|The reforms will encourage more private initiative and foreign investment in the Caribbean island's economy [AFP]
Cuba's communist party delegates have endorsed sweeping economic changes designed to turn around the country's struggling economy.
The delegates also voted in a new party leadership at a historic summit on Monday.
The reforms represent the biggest changes to Cuba's Soviet-style economy in decades in one of the world's last communist states.
It will see more than a million government jobs and subsidies slashed over the next couple of years. They will also encourage more private initiative and foreign investment, giving more autonomy to state companies and reducing state spending.
Under President Raul Castro's plan, one of the trademark features of the socialist system - the universal monthly food ration - will be gradually phased out for those who do not need it.
Castro said on Saturday the ration given all Cubans since 1963 had become an "unsupportable burden" for the cash-strapped government trying to rationalise its finances.
Cuba spends heavily on food imports, but hopes to increase food production by decentralising agriculture and increasing the role of private farmers.
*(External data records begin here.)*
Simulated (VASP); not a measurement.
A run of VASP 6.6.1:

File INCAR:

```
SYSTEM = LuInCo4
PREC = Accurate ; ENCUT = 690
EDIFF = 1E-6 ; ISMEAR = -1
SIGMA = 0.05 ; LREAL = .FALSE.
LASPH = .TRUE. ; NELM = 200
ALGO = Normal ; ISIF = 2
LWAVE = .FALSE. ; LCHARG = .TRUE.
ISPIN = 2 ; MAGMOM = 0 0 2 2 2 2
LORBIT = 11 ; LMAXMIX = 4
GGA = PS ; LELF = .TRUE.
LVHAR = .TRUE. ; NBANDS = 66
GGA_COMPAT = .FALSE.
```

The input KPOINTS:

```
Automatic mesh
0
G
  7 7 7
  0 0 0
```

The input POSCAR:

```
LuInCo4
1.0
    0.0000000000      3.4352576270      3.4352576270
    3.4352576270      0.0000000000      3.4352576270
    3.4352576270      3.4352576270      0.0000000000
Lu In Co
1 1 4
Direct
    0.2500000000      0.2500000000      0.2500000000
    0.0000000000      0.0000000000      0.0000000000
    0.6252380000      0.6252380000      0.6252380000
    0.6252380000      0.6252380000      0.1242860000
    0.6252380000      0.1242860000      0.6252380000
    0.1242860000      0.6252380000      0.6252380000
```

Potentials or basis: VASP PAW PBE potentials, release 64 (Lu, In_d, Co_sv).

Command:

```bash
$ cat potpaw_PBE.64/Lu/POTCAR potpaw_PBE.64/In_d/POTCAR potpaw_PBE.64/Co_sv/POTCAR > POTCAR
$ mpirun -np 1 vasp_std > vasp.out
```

The reforms also include a widely hoped-for call for allowing Cubans to buy and sell homes for the first time in many years, although it remains to be seen whether restrictive regulations will accompany the change.
There is home ownership in Cuba, but at present houses can only be swapped, not sold, although under-the-table payments often are involved.
While President Castro wants to ease the state's grip on the economy, the reforms will not make it disappear, as they call for a planned economy and keeping the country's principal means of production in state hands.
The Caribbean island's highest political body selected new first and second secretaries, its central committee and powerful political bureau. But Cuban television said the results would not be disclosed until Tuesday's closing session.
President Raul Castro is widely believed to be in line to take over as the party's first secretary from his brother Fidel. But all eyes are on the selection of the second position, which could signal the Castros' choice of an eventual successor.
While the party congress does not have the power to enact the changes into law, the suggestions are expected to be acted upon quickly by the national assembly over the coming days and weeks.
Officials called the gathering to set a new course for Cuba's economy and rejuvenate an aging political class largely made up of octogenarians who led Cuba's 1959 revolution.
Earlier on Monday, an official photograph shot inside the spacious convention hall where the party confab was taking place showed Castro placing his vote inside a ballot box. "Candidacy for Members of the Central Committee," it read.
A box that said "Vote for All" was checked on the ballot, indicating that Castro had approved an entire slate of candidates, though their names were not visible.
Air of mystery
Fidel and Raul Castro have held the top two spots in the communist party since its inception in 1965. But at this year's Sixth Party Congress, there is an air of mystery surrounding the leadership vote.
In March, Fidel, 84, announced he had resigned as first secretary of the party when he ceded the presidency to Raul several years ago, although the party's website still lists him as its leader.
In a speech opening the congress this weekend, Raul warned that a new generation was needed to take over when the old guard is gone.
He even proposed term limits for officials including the president - a taboo subject during the half-century in which Cuba has been ruled by either him or his brother. The goal is to create opportunities for younger politicians to get experience, Raul said.
The speech heightened speculation the job might go to someone such as Lazaro Exposito, the young party chief in Santiago de Cuba, or Marino Murillo, the former economy minister who has been put in charge of implementing the economic reforms.
With change in the air, officials have repeatedly emphasised a message of continuity amid transition, and Fidel Castro echoed that theme in an essay published earlier Monday.
"The new generation is being called upon to rectify and change without hesitation all that should be rectified and changed," Castro wrote.
"Persisting in revolutionary principles is, in my judgment, the principal legacy we can leave them."